Lately, community outliers have gained much attention and a number of approaches have been proposed for them. Harenberg et al. [69] studied various disjoint and overlapping community detection techniques used in large-scale networks. Disjoint communities involve the participation of an individual node in at most one community whereas in overlapping communities a node can participate in multiple communities. For the detection of disjoint communities different clustering or graph partitioning algorithms are frequently used. Similarly, the detection of overlapping communities makes use of various block modeling, clustering or clique extraction methods. Gao et al. [70] also worked a lot in the field of detecting community anomalies differentiating them from local and global anomalies. A simple approach to detect community anomalies is to make use of the approaches used for both the local and global anomalies i.e. DNODA (for local anomalies) and GLODA (for global anomalies).

Gao et al. [70] proposed an advancement in the above approach by integrating both the network and data object information to detect the community anomalies. The proposed approach is called Community Outlier Detection algorithm(CODA) which makes use of a probabilistic mixture model designed for multivariate data objects (objects with multiple attributes). Statistical anomaly detection approaches were used to detect the community anomalies where different distributions were analyzed on the associated data and it is assumed that normal data objects will follow the defined distribution whereas anomalous objects will deviate from it or follow some other distributions. A set of hidden variables for data objects and Hidden Markov Random Field (HMRF) for the network links are worked upon by the defined ICM and EM-based algorithms. In order to make it more effective a set of hypergraph parameters like, threshold (indicating few anomalies for its high value and more anomalies for the low value), link importance (for the prediction of confidence level), number of components(small determining global anomalies and large the local ones) were also defined and used.

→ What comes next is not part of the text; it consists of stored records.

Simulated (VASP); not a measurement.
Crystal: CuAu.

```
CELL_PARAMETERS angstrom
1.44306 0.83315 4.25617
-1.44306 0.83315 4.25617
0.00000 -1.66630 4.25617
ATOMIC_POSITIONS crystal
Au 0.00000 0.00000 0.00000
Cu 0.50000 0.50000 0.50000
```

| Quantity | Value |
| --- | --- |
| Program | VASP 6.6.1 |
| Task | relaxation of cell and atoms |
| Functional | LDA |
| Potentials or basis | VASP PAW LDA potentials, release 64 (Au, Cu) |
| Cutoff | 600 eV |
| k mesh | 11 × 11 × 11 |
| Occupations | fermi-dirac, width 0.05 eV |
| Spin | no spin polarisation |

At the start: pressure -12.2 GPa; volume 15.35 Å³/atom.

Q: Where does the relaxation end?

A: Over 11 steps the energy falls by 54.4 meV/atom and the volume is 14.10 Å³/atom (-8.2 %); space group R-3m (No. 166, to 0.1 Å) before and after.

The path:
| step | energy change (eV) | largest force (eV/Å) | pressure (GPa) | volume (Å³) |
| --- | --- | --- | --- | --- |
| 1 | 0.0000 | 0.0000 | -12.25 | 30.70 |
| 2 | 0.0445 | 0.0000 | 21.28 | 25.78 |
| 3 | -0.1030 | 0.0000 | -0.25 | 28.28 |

Table 1 summarize the advantages and disadvantages of different anomaly detection techniques that has been discussed in this section.

Challenges in Social Media Anomaly Detection

Most existing approaches to anomaly detection suffer from a series of following shortcomings:

Sensitiveness: high false alarm rate
Interpretation: statistical test results with very limited insights about the detected anomaly
Scalability: challenging for high-dimensional streaming data.

Heterogeneous data with rich and complex information
Beyond the typical iid assumptions
Very limited labeled examples or benchmark datasets
Varieties and dynamics in anomalies

Besides, there are some other challenges especially for group anomaly detection:

Two forms of data co-exist in social media: one is the point-wise data, which characterize the features of an individual person. The other is pair-wise relational data, which describe the properties of social ties. So, it is important to take into account both point-wise and pair-wise data during anomaly detection. For example, teams with the same composition of member skills can perform very differently depending on the patterns of relationships among the members [97].
Group anomaly is usually more precise than an individual anomaly. At the individual level, the activities might appear to be normal [98], but when we consider a group the same activities may appear as abnormal. Therefore, existing anomaly detection algorithms that deal with individual or point anomaly usually fails when it is related to a group.
Empirical studies in social media analysis suggest the dynamic nature of individual network positions [99]. People’s activities and communications changes constantly over time and we can hardly know the groups beforehand. Thus developing a method that can be easily generalized to the dynamic setting is critical to anomaly detection that evolves social media data.

This paper reviews the basic concepts of anomalies, different types of anomalies in social networks and various possible anomaly detection techniques with their advantages and disadvantages. In this survey we have tried to provide a detail discussion on diﬀerent ways in which the problem of anomaly detection has been formulated in literature, and also have attempted to give an overview of the huge literature on various techniques. As it would have been very difficult to cover each and every techniques in the review paper, best efforts have been made to cover most of the important ones. Ideally, the main purpose of a comprehensive survey on anomaly detection is not only to understand a particular or different existing anomaly detection techniques, but also to provide a comparative study on various techniques which we have tried to present in our paper thoroughly. In spite of enormous work that has been done so far in anomaly detection domain there remains a number of shortcomings that could be addressed and worked upon in future. There are also few works that have been done so far on contextual and collective anomaly detection techniques in several domains so there are huge scopes for development of new techniques and get insights in this area especially using graph theory. Another upcoming area where anomaly detection is ﬁnding more and more applicability is in complex systems. An example of such system would be an aircraft system with multiple components. Anomaly detection in such systems involves modeling the interaction between various components [2]. There also remains a scope for the exploration of graph metrics in behavior based, structure-based or spectral based anomaly detection techniques that could be used to detect some new kinds of anomalies present in online social networks which is still undiscovered.